Pocket-sized fuel cell could make wireless devices truly wireless

A MEMS-based portable fuel cell may be used for charging wireless electronic devices
image of Lilliputian's generator chip, Fuel Cell

An article about a MEMS-based portable fuel cell for charging wireless electronic devices, presented as a plenary talk at SPIE Photonics West in January, is one of eight SPIE proceedings papers published in the current volume of the open-access journal SPIE Reviews.

Samuel B. Schaevitz, CTO and cofounder of Lilliputian Systems (USA), discusses his company’s development of a portable charger that uses a solid oxide fuel cell (SOFC) powered with butane in “Powering the wireless world with MEMS.” Lilliputian’s pocket-sized, battery-replacement device, which can power a cell phone for five to 10 times longer than existing batteries and can be instantly recharged by inserting a new, recyclable butane cartridge, can eliminate the need to plug in for recharging, Schaevitz says.

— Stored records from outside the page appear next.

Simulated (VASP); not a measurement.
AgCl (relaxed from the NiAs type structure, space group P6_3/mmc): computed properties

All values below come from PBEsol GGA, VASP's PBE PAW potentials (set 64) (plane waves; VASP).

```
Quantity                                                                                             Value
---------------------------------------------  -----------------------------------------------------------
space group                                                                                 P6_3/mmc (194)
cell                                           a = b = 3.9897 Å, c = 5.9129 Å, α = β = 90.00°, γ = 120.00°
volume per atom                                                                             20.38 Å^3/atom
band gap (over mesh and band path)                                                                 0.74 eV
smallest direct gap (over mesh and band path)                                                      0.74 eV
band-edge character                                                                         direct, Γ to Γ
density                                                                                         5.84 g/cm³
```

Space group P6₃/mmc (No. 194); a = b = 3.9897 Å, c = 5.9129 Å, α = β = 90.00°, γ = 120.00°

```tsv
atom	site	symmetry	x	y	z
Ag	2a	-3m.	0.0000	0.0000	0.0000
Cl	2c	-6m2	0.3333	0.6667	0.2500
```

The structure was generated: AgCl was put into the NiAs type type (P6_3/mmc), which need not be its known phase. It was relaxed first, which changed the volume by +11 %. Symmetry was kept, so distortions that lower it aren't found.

SPIE Reviews is an open-access virtual journal that includes review articles, tutorials, and plenaries on emerging and rapidly evolving optics and photonics technologies and their applications. The journal features selected reviews and tutorials published in SPIE’s seven topical journals as well as selected plenary papers from SPIE conferences.

Schaevitz argues in his paper that fuel-powered systems have a fundamental advantage over batteries because battery technology has improved by only 5% per year since 2001 while consumer demand has grown tenfold.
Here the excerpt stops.